The Sixth Circuit in Colosi v. Jones Lang LaSalle Ams., Inc. issued the latest circuit level opinion on the taxing of eDiscovery-related costs under 28 U.S.C. §1920(4). In Colosi, the Sixth Circuit upheld the district court’s decision to allow the taxation of costs for the imaging a computer hard drive. The Court reasoned that imaging the computer fell within the definition of “making copies” in § 1920(4) and was therefore allowable under a plain reading of the statute “provided the image file was necessarily obtained for use in the case.” In Colosi, the party opposing the taxation of costs for computer imaging pointed to the Third Circuit’s decision in Race Tires America, Inc. v. Hoosier Racing Tire Corp., 674 F.3d 158 (3d Cir. 2012). That decision adopted a narrow view of § 1920(4), rejected the taxation of a variety of eDiscovery-related costs, and allowed costs sought in that case for “only the scanning of hard copy documents, the conversion of native files to TIFF, and the transfer of VHS tapes to DVD.” The Colosi Court, while commending the concern in Race Tires about expanding § 1920(4) to encompass a wide variety of eDiscovery expenses not contemplated by Congress, rejected the Race Tires analysis as “overly restrictive.” The Sixth Circuit concluded that the appropriate analysis under § 1920(4) only required answering the “context-dependent question of whether the prevailing party necessarily obtained its copies for use in the case.” In Colosi, the Court emphasized that the producing party tendered its entire computer in response to the production request and demanded that the requesting party use a vendor to obtain an image. This informed the Court’s view in Colosi that the image of the computer was “for use in the case” and therefore taxable as costs under a plain reading of § 1920(4).

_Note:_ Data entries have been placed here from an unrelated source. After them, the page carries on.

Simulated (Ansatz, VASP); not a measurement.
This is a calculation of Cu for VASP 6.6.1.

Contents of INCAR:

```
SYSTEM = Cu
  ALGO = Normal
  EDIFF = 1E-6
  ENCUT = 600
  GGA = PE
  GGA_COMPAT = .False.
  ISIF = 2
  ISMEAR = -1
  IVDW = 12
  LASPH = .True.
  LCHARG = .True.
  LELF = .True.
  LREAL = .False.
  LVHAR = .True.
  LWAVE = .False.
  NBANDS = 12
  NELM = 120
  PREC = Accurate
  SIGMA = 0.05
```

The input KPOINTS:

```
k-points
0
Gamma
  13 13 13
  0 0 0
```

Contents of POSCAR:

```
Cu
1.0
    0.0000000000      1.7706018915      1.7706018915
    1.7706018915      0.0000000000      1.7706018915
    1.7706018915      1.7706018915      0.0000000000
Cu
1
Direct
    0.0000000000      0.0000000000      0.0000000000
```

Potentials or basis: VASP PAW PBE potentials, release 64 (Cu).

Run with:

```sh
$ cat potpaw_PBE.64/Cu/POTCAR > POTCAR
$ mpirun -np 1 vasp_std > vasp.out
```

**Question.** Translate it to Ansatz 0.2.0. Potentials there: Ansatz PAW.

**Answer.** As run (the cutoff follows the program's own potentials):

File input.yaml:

While they reached different conclusions on the taxing of costs for computer imaging, the analysis in Colosi and Race Tires is essentially consistent. The Sixth Circuit upheld the costs in Colosi because the entire computer was tendered for production and the image was therefore “for use in the case.” While Race Tires criticized the notion of taxing costs for computer imaging, it did so in reference to imaging that came earlier in the eDiscovery process and that was more analogous to collection and search than to production. See Race Tires, 674 F.3d at 169 (noting that “[h]ard drives may need to be imaged, the imaged drives may need to be searched to identify relevant files, relevant files may need to be screened . . . [b]ut that does not mean that the services leading up to the actual production constitute ‘making copies’”). Thus, Race Tires employed the same type of “context-dependent” analysis urged by the Sixth Circuit in Colosi.

The Colosi decision is nonetheless significant because of its focus on a plain reading of §1920(4) and the conclusion that “making copies” generally encompasses electronic duplication. Parties seeking to recover costs may point to this language in support of requested costs for duplication activities earlier in the eDiscovery process and seek to tie them to eventual production. The Colosi analysis may also encourage litigations to make some types or sources of electronically stored information available for inspection (as opposed to review and production) in an effort to recover more eDiscovery costs. Litigants are likely to face continued uncertainty regarding taxation of costs for eDiscovery and other technology-related activities unless and until they are addressed more specifically in § 1920.